Chatterbox

Bush Tax Policy Revealed!

What the Bushies really think about tax reform.

At the Republican Convention, President Bush pledged that, if elected to a second term, he would create a tax system that is “simpler, fairer,” and “pro-growth.” He wasn’t very specific. It’s widely presumed Dubya wants to substitute the current progressive tax system with a flat tax, but all the White House will say is that Bush will appoint a bipartisan panel to make revenue-neutral recommendations to the Treasury secretary. Either Bush is stonewalling or he really has no idea what, if anything, he wants to do to change the tax system. Asked last weekend by an Ohio voter whether he supports a flat tax, Bush assumed the stance that he was just too darned open-minded to say:

I’m not going to prejudge the outcome. It’s certainly one option. I’ve been asked in a variety of venues, do you favor the sales tax, do you favor the flat tax. What I’m in favor of is changing the tax code to make it easier to understand and more simple. I think by simplifying the code, we will encourage economic growth. A complex code that is hard to understand and requires enormous amounts of paperwork and time and lawyers and accountants is really counter-productive to economic growth. So it’s going to be important for me not to prejudge the outcome, but I am not going to prejudge.
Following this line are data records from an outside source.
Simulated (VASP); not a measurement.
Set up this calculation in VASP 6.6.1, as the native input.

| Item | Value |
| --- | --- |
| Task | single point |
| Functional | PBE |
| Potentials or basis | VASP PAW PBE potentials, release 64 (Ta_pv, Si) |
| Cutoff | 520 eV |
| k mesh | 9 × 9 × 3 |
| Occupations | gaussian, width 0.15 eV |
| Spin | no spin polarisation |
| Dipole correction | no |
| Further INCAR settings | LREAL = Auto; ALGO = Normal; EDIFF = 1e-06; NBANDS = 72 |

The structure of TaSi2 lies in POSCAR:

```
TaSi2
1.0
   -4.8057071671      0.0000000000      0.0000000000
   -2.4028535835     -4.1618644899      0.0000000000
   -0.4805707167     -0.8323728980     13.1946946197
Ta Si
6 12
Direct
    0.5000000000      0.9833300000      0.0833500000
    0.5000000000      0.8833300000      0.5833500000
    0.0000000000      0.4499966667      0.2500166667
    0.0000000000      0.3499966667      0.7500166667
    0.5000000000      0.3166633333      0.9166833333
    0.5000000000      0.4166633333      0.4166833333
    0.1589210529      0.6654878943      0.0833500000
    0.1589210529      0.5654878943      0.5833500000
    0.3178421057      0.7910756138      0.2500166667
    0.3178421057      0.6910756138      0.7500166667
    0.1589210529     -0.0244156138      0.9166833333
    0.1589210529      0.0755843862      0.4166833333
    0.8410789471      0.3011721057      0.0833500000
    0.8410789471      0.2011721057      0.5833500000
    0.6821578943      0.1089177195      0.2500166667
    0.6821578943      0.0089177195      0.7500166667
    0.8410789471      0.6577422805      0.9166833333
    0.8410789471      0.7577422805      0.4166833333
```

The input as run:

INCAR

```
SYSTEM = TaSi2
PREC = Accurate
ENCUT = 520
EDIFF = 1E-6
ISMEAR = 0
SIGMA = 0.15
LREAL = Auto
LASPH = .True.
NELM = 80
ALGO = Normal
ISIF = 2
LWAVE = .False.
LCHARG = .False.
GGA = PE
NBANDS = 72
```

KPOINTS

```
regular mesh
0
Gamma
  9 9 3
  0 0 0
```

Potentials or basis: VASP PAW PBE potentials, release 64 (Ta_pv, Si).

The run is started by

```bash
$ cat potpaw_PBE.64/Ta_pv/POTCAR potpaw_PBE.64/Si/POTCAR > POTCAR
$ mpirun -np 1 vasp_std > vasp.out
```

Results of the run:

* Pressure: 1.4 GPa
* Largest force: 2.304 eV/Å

The problem with wanting the tax code to be “simpler, fairer,” and “pro-growth” is that it’s impossible to achieve all three at the same time. You can make the tax code simpler and more pro-growth by taxing everyone at the same rate, but that’s less fair because if Joe earns 10 times more than Sam, whatever percentage they both pay in taxes will pinch Joe a lot less than it pinches Sam. If your main concern is to make the tax system fairer, on the other hand, the best way is to make Joe pay a higher percentage of his income than Sam, to make Sam pay a higher percentage of his income than the next guy down the income scale, and so on, until you reach zero at an income level that allows a family to pay for the bare minimum required to survive in the richest nation on earth. But that certainly isn’t simpler, and it won’t foster growth (long-term growth, anyway) as fast as a lower tax on high incomes would.

Do not expect the Bush campaign to acknowledge these contradictions publicly anytime soon. But if you want to read a fairly candid assessment by the Bush administration of these and other problems inherent in a radical overhaul of the tax system, Ron Suskind has just posted a Nov. 2002 document summarizing the views of former Treasury Secretary Paul O’Neill, former Council of Economic Advisers Chairman Glenn Hubbard, and others who then served on Bush’s economic team. The options they considered were a flat income tax; a flat consumption tax; an “add-on value-added tax” (i.e., a flat consumption tax supplemented by a tax on high incomes); an “income value added tax with Social Security tax integration” (too complicated to explain—see the document); and minor tax reform accompanied by a reduction in the tax on capital income.

Although the document is the work of many different people advancing many different agendas, two points of consensus emerge:

1) There’s very little real concern about fairness, although there is some concern about how a perception of unfairness might imperil passage of the legislation. The principal goal is unashamedly to lower taxes on higher incomes.2) Despite the authors’ professed concern that the tax system reward hard work, the Earned Income Tax Credit, whose expansion during the 1990s was Bill Clinton’s most significant poverty-fighting policy, is offered as a prime example of the current system’s burdensome “complexity.” The Bushies don’t even pretend to favor an alternative way to help the working poor. Ironically, the EITC was originally a conservative idea because it encouraged people to get off the dole.

This doesn’t come as a huge surprise, but it’s nice to have the evidence.